Proposal: Enhancing Type Safety for `__set_name__` in Descriptors

Abstract:
The current type system specification does not take into account when there is a discrepancy between the owner class statically typed to the __set_name__ method of the descriptor and the class actually assigned.
I propose a new static type constraint to address this problem.

Motivation:
In Python’s descriptor, we can implement __set_name__(self, owner, name, /).
This method is executed when the descriptor is assigned to the attribute’s owner class and receives the owner class and the name string.
The arguments of the __set_name__ method can be statically typed like other methods.
However, under the current type system specification, the static type checker does not take into account when there is a type mismatch between the class that the descriptor was assigned to the attribute and the class that was statically typed to owner.
By being able to perform this type check, it is possible to reuse the descriptor in a type-safe manner in various classes.

Summary Examples:
Define abstract classes and/or protocols before defining the descriptor.
By typing these abstract classes and subtypes to the second argument of __set_name__, we can constrain the class to which the descriptor is assigned.

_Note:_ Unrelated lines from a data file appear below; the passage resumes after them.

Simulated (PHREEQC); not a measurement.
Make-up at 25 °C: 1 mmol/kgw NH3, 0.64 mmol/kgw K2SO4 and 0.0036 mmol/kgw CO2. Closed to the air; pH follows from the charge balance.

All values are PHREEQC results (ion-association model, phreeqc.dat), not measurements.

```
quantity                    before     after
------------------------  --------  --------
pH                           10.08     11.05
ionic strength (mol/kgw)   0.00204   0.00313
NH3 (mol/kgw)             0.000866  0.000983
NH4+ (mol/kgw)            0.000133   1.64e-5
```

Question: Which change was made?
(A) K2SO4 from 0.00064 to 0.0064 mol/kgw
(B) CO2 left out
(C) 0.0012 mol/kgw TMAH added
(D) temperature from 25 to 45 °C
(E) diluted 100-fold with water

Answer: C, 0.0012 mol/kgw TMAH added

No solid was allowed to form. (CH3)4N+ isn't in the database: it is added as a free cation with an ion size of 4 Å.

from abc import ABC, abstractmethod
from typing import Protocol, Self


class MyProto(Protocol):
    def method1(self) -> str:
        ...


class MyAbstract(ABC):
    @abstractmethod
    def method2(self) -> int:
        ...


class Descriptor1:
    def __get__(self, instance, owner, /) -> Self | None:
        ...

    def __set_name__(self, owner: type[MyProto], name: str, /) -> None:
        ...


class Descriptor2:
    def __get__(self, instance, owner, /) -> Self | None:
        ...

    def __set_name__(self, owner: type[MyAbstract], name: str, /) -> None:
        ...


class ConcreteA(MyAbstract):
    def method1(self) -> str:
        return "hello from ConcreteA!"

    def method2(self) -> int:
        return 1234

    d1 = Descriptor1()  # OK
    d2 = Descriptor2()  # OK


class ConcreteB(MyAbstract):
    def method2(self) -> int:
        return 5678

    d1 = Descriptor1()  # Type checker error: `ConcreteB` is NOT a structual subtype of `MyProto`
    d2 = Descriptor2()  # OK


class ConcreteC:
    def method1(self) -> str:
        return "hello from ConcreteC!"

    d1 = Descriptor1()  # OK
    d2 = Descriptor2()  # Type checker error: `ConcreteC` is NOT a nominal subtype of `MyAbstract`


class ConcreteD:
    def method3(self) -> float:
        return 3.14

    d1 = Descriptor1()  # Type checker error: `ConcreteD` is NOT a structual subtype of `MyProto`
    d2 = Descriptor2()  # Type checker error: `ConcreteD` is NOT a nominal subtype of `MyAbstract`

Related informations:

Any opinions are welcome. I hope this proposal will be beneficial for the Python community.

1 Like

Is this something that needs to be taken care of in the typing standards somewhere? Shouldn’t this just be something type checkers can implement of their own accord?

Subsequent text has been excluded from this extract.